Oireachtas Joint and Select Committees

Thursday, 12 December 2013

Joint Oireachtas Committee on Environment, Culture and the Gaeltacht

Capturing Full Value of Genealogical Heritage: Discussion (Resumed)

4:35 pm

Mr. Steven Smyrl:

The Deputy mentioned the GRO. It might be worth looking at the GRO in Northern Ireland. I mentioned it in my address. In recent times, the GRO in Northern Ireland, by comparison to the General Register Office here in Dublin, decided that it was going to scan its records and create digitised records of them. I do not know whether it looked at doing this in partnership or whether it decided against that. However, we had been promised at an early stage - the early 1990s - a computerised index and as matters moved along, as technology rolled out, we were promised by the GRO in Dublin that the records would be digitised, they would be made available, there would be computers to be used for the public. None of this has happened, so much so that the old room at the Irish Life Centre in Lower Abbey Street was fitted out with purpose-built desks to house computer terminals and we still had to use these tattered old indexes. The staff there went out of their way to ensure that the indexes were rebound in more recent times because 20 years ago they had been rebound and the binding was falling apart and splitting. When it split open we discovered that it was made out of recycled Kellogg's flake boxes, which were squashed together, and they were falling to bits. In more recent times, more hard-wearing covers have been put on them.

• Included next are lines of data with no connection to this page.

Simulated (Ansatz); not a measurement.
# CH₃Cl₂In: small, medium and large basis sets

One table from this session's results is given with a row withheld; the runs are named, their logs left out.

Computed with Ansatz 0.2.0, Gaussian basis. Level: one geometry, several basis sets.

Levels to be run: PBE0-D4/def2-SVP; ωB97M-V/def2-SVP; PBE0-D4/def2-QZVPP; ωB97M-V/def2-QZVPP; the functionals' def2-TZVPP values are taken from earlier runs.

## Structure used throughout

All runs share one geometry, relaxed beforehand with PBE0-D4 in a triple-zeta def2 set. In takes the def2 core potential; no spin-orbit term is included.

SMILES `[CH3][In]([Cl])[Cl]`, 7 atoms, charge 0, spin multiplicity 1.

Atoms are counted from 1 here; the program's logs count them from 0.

However, the issue is that the General Register Office of Northern Ireland decided it was going to digitise its records. I and another colleague, who is not here today, Mr. Rob Davison, also part of the CIGO, appeared before a committee in regard to the Civil Registration Bill for Northern Ireland three to four years ago. Let us say that some of their political parties are more diametrically opposed to each other, yet were able to make decisions and make matters work. They worked with the GRO to help it create the legislation that it needed and this allowed it to digitise its records, to link them to index centres and to make them available in a public search room for the public to search through. There is now more legislation in place so that it can put scanned images of the historic records online. That was to be launched this year but it may be next year. In a short time, the General Register Office of Northern Ireland, GRONI, was able to do this. We, in the CIGO, representing all kinds of users, from quite a small number of professional genealogists to a much larger number of amateurs - I do not like the work "amateur" but I am talking about people who do this for their own interest - find it most frustrating that, once again, we feel left behind by the issues. Surely something must be done. Even in the times we are in, there has to be funding for this. There is the additional matter of the amount of revenue that could be raised from this by allowing access from a distance to these records.